Scottish Episcopalians are generally pretty chuffed to have a proper epiclesis in the Eucharistic anaphora. By ‘proper’, of course, we mean that it makes it clear that the transformation of the bread and wine into the Body and Blood of Christ is the work of the Spirit, that the Spirit is also invoked upon the people and that the prayer of invocation is placed after the anamnesis and oblation rather than before the words of institution as in most Western rites. This means that the implied theology of our Eucharistic rites is closer to Orthodox than Western Catholic emphases, though I don’t think the gulf is as wide as we might imagine post-liturgical movement.
What is distinctive, though, is that our more recent Liturgy (1982) does not necessarily see the work of the Spirit upon those for whom he is invoked as being dependent on the reception of the consecrated elements in the way that our earlier liturgies may have implied. At the very least, these earlier forms focussed on the effects of God’s Spirit on those who receive. In the ’82 rite, the Spirit ‘kindles us’ with the fire of God’s love and ‘renews us’ for the service of God’s Kingdom because we have prayed for that Spirit to descend upon us and because God is faithful in granting such a prayer. However, this insight is not new and I’m grateful for the insights of Lev Gillet in respect of the Orthodox liturgy, where he insists that God can give spiritual gifts to those who never receive the sacramental signs (Orthodox Spirituality, London 1945). The Eucharist is not magic, conjouring up the presence of Christ through a set incantation, but an expression in time and in a particular place of what cannot be contained by time or space. The Eucharist is a door through which we pass into the cosmic work of renewal that is the outpouring of the Father’s love through the working of the Spirit, who makes Christ present to us.

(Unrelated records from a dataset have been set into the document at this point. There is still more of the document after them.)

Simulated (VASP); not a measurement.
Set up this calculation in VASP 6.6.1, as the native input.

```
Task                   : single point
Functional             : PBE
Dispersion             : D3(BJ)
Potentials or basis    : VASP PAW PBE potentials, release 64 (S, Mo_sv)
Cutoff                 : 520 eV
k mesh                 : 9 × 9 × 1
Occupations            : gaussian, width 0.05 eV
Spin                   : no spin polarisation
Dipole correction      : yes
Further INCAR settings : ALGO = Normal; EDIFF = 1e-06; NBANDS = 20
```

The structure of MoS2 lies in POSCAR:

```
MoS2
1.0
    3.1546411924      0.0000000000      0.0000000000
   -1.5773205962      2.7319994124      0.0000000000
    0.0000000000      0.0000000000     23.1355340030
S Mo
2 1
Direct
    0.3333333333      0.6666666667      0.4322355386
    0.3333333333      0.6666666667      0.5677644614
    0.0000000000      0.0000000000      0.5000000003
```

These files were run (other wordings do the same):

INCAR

To have the invocation of the Spirit at the heart of our paradigmatic Christian prayer is to recognise the universal nature of what we see in the death and resurrection of Christ. The whole world is reconciled to God in the paschal mystery, not just the lives of believers. Nonetheless, this work of renewal does concern us in our own particularity – it’s not just ‘out there’. Indeed, our point of contact with this universal mystery is the renewal of our own lives through the working of that same Spirit. I suspect there are many ways in which the particular and the universal connect. Among them, surely, is the necessity for inner transformation before any true and lasting change can happen at a communal level. But the activity of God’s life-giving Spirit cannot be limited by the extent to which we are individually transformed. That’s why we don’t just pray for ourselves. Life in the Spirit is a matter of ‘joining in’ with what the life-giving God is doing.